Summing up the new-housing market’s biggest problem is simple.

“We need to lower housing prices,” said John Tolbert, division assistant vice president for luxury-home builder Toll Brothers in Reno.

Summing up the solution is just as simple: Lower the cost of building these homes. But putting that solution into effect has been anything but easy.

In order to lower their costs, developers have to convince their subcontractors and suppliers to reduce their costs in a downhill run of belt-tightening.

One of the defining examples of how things have changed since the market’s boom days is the rise of re-bidding, the renegotiation of material and labor costs before homebuilders begin work on the next phase of a particular project.

Re-bidding can save a developer from hundreds of thousands to millions of dollars, depending on the size and style of its subdivisions.

Even though luxury-level builder Toll Brothers is in a different market niche from such mainstream single-family developers as Centex Homes, Lennar or Altmann-Ott Homes, it also has had to cut its overhead.

“I’ve seen a lot of participation from our subcontractors, though they’re not necessarily happy about it,” Tolbert said.

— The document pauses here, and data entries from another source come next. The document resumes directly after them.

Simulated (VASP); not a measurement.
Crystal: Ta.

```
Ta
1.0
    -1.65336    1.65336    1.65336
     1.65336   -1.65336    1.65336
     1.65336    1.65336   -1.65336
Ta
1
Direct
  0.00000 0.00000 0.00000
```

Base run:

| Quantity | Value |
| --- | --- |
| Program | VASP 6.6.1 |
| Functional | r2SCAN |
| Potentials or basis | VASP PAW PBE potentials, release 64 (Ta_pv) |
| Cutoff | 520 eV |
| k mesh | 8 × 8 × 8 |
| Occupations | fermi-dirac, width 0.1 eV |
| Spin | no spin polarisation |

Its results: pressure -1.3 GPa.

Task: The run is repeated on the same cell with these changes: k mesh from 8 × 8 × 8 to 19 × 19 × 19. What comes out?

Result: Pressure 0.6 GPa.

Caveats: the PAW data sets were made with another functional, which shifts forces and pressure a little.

Aside from the simple need to keep in business, subcontractors and their suppliers have spent years developing working relationships with each other and the developers whose names go on each subdivision’s sale brochures, Tolbert said.

Going along with the re-bidding process maintains these relationships both during the down times and for when the market turns around again.

Of course, this process means buyers can get more house for their money.

At the other end of the price spectrum, Casoleil a condominium community going up near the Sparks Galleria shopping center in Spanish Springs has been trimming both costs and base prices for its second

construction phase.

“We reduced our costs during the re-bidding process enough so we could lower our prices by $20,000,” said Michael Yoelin, who is both the community’s sales broker and a partner in its development firm.

Not all prices will be coming down, though. For instance, wood products are set for an upcoming increase.

“For about the last year and a half, there has been an oversupply of all fiber-based building materials, such as lumber, structural panels, and engineered wood products,” said Buck Yeager, president and chief executive officer of Reno Lumber.

And as is the nature of market forces the low demand from the construction cutback combined with the glut of lumber supplies caused a drop in price.

How much of a drop? Data from Random Lengths a firm that monitors pricing and other factors in the forest-products industry and supplied by the National Association of Home Builders shows that framing lumber prices nationwide have hovered between $238 and $284 per 1,000 board feet since the start of the year.

In contrast, the 2005 low price for such lumber, which includes two-by-four-inch and two-by-six-inch boards, was $350 per 1,000 board feet, while the high price during the year was $426.

Unfortunately for builders, the oversupply is just about over, Yeager said.

“As the manufacturers have used up contracts for raw material they have been able to slow down production at, and in some times shut down permanently, some of their facilities in order to match the supply to the demand,” he said. “This has caused the pricing to level out and actually begin to rise to a level that the producers say is somewhat profitable to them.”

It can be hard to remember the good times.

“It’s a brutal market,” said Michael Ellis, general manager of Reno Truss, which supplies pre-made wall and roof framing elements to area builders.

Ellis, who has been with Reno Truss for 14 years, saw the company grow by 10 to 20 percent from the mid-1990s through 2004, then double its production capacity in 2005 to keep up with the demand.

These days, in order to keep the business alive, the company has lowered employees’ pay and cut back on vacations and benefits.

Even then, the owner has had to use his own money to pay the bills, Ellis said.

The silver lining in this cloud is that other markets have gone through such hard times and have come out

of them.

“It’s the first time I’ve experienced things on this level since the early 1980s, when I was back in California,” Ellis said.